The government is in talks with eight banks to help with debt sale, Recto said. About $1.5 billion in dollar bonds will be due in March and 785 million euros in euro-denominated debt in April, according to data compiled by Bloomberg. Last year, the Philippines sold about $4.5 billion in global bonds.

“There’s a lot of domestic savings in the Philippines so there’s a lot of liquidity,” Recto said. The Philippines is expected to grow at least 6% this year, said the finance secretary who expects the country to remain resilient in the face of tariff and immigration policies that incoming US President Donald Trump may implement.

Inflation and interest rates are where the Philippines may feel the impact of Trump’s policies, especially if he imposes steep tariffs that may drive prices higher, according to Recto.
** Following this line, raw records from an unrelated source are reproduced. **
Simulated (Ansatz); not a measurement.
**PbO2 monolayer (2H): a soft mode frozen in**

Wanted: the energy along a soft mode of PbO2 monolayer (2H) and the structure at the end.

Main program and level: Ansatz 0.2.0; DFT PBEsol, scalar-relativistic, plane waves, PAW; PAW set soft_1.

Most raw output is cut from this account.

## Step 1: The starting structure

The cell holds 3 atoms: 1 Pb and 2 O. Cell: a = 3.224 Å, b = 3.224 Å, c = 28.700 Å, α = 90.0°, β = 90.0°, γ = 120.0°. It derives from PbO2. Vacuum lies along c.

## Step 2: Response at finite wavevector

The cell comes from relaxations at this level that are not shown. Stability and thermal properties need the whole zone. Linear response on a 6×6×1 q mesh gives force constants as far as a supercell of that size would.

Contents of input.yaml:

The Philippines will continue to deliver interest rate cuts in 2025 but the extent and timing will depend “on tariffs and inflation,” he said. Monetary easing may be staggered as far apart as 25 basis points per semester, said the finance chief.

Borrowing costs in the Philippines have remained elevated even after a total of 75 basis points in rate cuts from August to December last year. The finance chief said ample remittances from overseas workers and other dollar sources ease the pressure to raise foreign funding.

Robust household consumption will continue to drive growth, while geopolitical tensions pose the biggest risk, Recto said.

The finance chief also said that the current peso level is “okay” as it’s moving in line with other currencies that have also weakened due to a strong dollar. Authorities intervene in the currency market only when it’s volatile, he added.

The Philippine currency has weakened by about 1% against the dollar so far this year, among the worst performers in the region.